London Mayor Sadiq Khan gave us a taste of the future on June 25th:

London Mayor Sadiq Khan says the capital needs more autonomy to adjust to the new reality of Britain leaving the European Union.

In a speech to business leaders Tuesday, Khan says that more autonomy is needed to protect the economy from the uncertainty ahead. Khan says he isn’t “asking for London to get a bigger slice of the British pie,” only for Londoners to “get more control over the slice of the pie we already get.”

Khan wants the devolution of fiscal responsibility including tax-raising powers, as well as more control over business and skills, housing and planning, transport, health, policing and criminal justice.

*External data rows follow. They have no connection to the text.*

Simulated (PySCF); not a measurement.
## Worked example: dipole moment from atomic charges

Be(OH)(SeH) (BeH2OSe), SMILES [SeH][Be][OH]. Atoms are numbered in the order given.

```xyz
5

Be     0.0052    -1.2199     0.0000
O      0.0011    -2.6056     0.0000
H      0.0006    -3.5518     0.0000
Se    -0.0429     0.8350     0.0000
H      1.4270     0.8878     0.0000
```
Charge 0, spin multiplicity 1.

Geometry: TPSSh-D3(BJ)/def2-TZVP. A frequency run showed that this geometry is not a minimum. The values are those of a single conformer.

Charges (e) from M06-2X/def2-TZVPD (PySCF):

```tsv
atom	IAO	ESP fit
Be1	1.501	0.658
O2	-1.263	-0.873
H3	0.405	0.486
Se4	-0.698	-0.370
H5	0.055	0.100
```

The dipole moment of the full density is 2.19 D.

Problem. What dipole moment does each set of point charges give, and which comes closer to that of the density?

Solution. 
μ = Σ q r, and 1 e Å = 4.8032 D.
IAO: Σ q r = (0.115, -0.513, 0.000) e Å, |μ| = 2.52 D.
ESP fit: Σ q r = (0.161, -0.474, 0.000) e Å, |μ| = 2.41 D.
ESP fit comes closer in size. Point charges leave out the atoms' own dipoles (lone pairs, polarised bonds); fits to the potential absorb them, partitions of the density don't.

Though London has some independence, city leaders do not have the same powers as other global cities, such as New York.

Source

There’s been a clear and growing gap between the country and the town since the arrival of William the Conqueror, extending through Jane Austen (“Country manners? I find them charming.”) unto the present, globalized London. While London keeps its view fixed to the ends of the Thames estuary, the country continues to look unto the salty water-bound borders of Fortress Britannia.

More and more the urban profit centers and their outward, urban, inclusive view seems at odds with the nation-state that house them, afford them national defence, and bleed cash out of them. I called this phenomenon Big World / Small World.